If you’re criticizing the rule – that players will be suspended for leaving the bench area during an altercation – then I respect that. But criticizing Jackson for applying the rule or suggesting the league should somehow ignore its own rule in some gesture toward equity is wrong.
The rule is simple and every NBA player knows it: The league’s intent is to keep a fight from becoming a brawl by minimizing the number of players involved.
Jackson was asked on a national radio show Wednesday if what happened to Stoudemire and Diaw was fair, considering the Spurs’ Robert Horry instigated the whole thing with a cheap shot to Suns guard Steve Nash. I thought Jackson responded well, by saying this isn’t a matter of what’s fair, but rather a matter of what’s correct.
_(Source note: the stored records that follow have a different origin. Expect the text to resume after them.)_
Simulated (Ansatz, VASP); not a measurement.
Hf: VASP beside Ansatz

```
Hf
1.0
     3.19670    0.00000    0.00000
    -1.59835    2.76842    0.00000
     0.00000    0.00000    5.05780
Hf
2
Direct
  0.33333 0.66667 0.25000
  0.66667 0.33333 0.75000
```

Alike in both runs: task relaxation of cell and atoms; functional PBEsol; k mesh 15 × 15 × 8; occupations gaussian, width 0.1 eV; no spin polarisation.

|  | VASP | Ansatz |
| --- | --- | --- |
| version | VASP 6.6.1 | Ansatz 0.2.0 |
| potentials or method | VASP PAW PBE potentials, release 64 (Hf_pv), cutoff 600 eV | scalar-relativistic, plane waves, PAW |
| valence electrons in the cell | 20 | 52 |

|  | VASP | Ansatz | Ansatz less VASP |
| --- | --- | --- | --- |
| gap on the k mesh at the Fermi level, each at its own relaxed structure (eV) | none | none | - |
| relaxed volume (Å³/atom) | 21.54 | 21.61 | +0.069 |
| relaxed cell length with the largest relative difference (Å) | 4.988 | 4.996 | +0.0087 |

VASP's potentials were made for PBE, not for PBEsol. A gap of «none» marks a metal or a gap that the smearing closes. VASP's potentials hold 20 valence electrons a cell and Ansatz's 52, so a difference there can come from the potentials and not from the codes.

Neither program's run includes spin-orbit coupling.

The league can’t have different rules for the playoffs or for perceived stars. And, frankly, the NBA has moved away from allowing its referees discretion to make subjective judgments for years.
Here’s the problem: If you ignore Stoudemire and Diaw leaving the bench, on the assumption they weren’t doing something malicious, then what do you do the next time something like this happens? Every team in the league will push that subjective line farther until this rule is a joke.
If this is a bad rule, then change it, don’t ignore it.
ON A COMPLETELY UNRELATED MATTER: There’s been some speculation around the NBA lately that the Bobcats might be interested in interviewing Los Angeles Lakers assistant Jim Cleamons.
Lakers public relations director John Black called me back late Tuesday to say the Bobcats hadn’t asked for permission to interview Cleamons or any other assistant (I also wondered about Brian Shaw).
Posted by rbonnell on May 16, 2007 at 03:31 PM | Permalink
Comments
Amen...the final result was the only one that could have happened, although, honestly, I didn't see the initial Horry foul (or the Stephen Jackson one last night) as flagrant-worthy. It is perfectly reasonable to think that Horry was trying to draw a charge that went awry. And Nash did a SPECTACULAR job of selling the foul himself. You'd have thought he was dead the way he flew through the air and flopped onto the (very thickly padded) scorer's table, but he was somehow able to leap up within 4 seconds or so. People say the Spurs are dirty? This is laughable to me.
Posted by: Michael Procton | May 16, 2007 7:08:19 PM
Rick, since when hasn't the NBA had different rules for "perceived stars?" I love Michael Jordan, but ask Bryon Russell whether MJ got the benefit of the doubt when he pushed off to create space on the jumper that buried the Jazz in game 6 of the '98 finals. Coaches constantly whine about their star "not getting the respect he's due" when they get whistled too much. Now all of a sudden "perceived stars" play by the same rules as everybody else? I must have missed a memo.
As far as the comment that maybe "Horry was trying to draw a charge that went awry" goes ... oh please. He admitted hip-checking Nash, and there's no point in either trying to draw a charge or "selling a foul" with 18 seconds left in a game that's already decided.
Bottom line, the Spurs committed a flagrant foul and got richly rewarded for it. You admit that the point of the rule is to keep a fight from becoming a brawl. Well, Stoudemire and Diaw came nowhere near the action and in no way contributed to any escalation of hostilities. The NBA should have upheld the spirit of the rule rather than the letter of it.
Posted by: Brock Landers | May 17, 2007 5:12:23 PM
Sure there is a point to selling that foul. Nash wanted to make sure Horry "got his" because his rights as a Phoenix Sun (the NBA's new SUPER TEAM that can't even make it to the NBA finals) had been violated.
Posted by: Michael Procton | May 18, 2007 1:10:44 AM
I like the last part about the personnel director calling you. Did he really call you or are you making that up to make it seem like you had done actually research?
and thanks for not commenting on how good you thought this assistant coach would be, that would be way too much information to pack in an article.
Posted by: Bonnell=Tool | May 19, 2007 8:19:10 AM
Michael Procton is Rick. I am going to rewrite every major sports article on ESPN.com and apply at the Charlotte Observer. That way Rick and I can work together and regurgitate any story that someone else is talking about.